27.8.11

My First Week

It's difficult to write about something your ambivalent about. When I was in undergrad the papers I procrastinated on the most were the one's I either thought I could get away with writing at the last minute or papers I didn't feel strongly about. Introductions were always annoying but topics I didn't really feel strongly about...well those always got short shrift. In a not-so-good-way that's how I feel about my first week at law school.

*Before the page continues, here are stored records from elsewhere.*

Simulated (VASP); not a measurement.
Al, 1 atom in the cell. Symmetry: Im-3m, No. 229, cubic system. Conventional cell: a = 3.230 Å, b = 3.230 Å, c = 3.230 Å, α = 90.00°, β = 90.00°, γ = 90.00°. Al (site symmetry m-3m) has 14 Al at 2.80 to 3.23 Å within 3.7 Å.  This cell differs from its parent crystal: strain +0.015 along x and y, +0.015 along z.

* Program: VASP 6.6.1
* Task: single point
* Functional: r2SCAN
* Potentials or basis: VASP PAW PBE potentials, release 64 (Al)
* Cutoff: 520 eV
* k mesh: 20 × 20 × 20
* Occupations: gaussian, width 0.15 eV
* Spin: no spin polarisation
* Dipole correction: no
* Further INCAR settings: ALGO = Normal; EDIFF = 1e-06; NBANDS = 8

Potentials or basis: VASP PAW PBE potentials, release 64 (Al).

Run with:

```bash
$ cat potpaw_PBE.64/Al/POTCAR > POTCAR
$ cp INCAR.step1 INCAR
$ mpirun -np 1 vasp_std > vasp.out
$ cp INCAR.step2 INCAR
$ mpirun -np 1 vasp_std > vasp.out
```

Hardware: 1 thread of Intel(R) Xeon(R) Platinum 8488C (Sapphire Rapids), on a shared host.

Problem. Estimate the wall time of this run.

I had a proper melt down at the end of my first day questioning the meaning of my life etc but the rest of the week I just felt ambivalent. I don't know if I really like it and I don't know if I'm meant to be doing this. I do the work I have to do (which is in fact just a lot of reading right now) but I mostly feel like I'm drifting through the work and the classes. I like most of my teachers and I mostly like most of the classes. My fellow students are mostly alright, though some are just completely obnoxious and make me want to do some kind of bodily harm to them. Like I said, I mostly just feel undecided about this whole thing. It's only been the first week and there's every chance I'll change my mind. Right now I'm just waiting for something to spark so that this drifting ambivalent feeling will end.
I will say this though: My roommates continue to be fantastic. I'm sure the honeymoon period will be over sooner rather than later, but they're straight forward about housekeeping things, they're smart and hardworking, and best of all I know if they have a problem with the way I act they'll tell me. So that's a bright spot in an otherwise hazy life.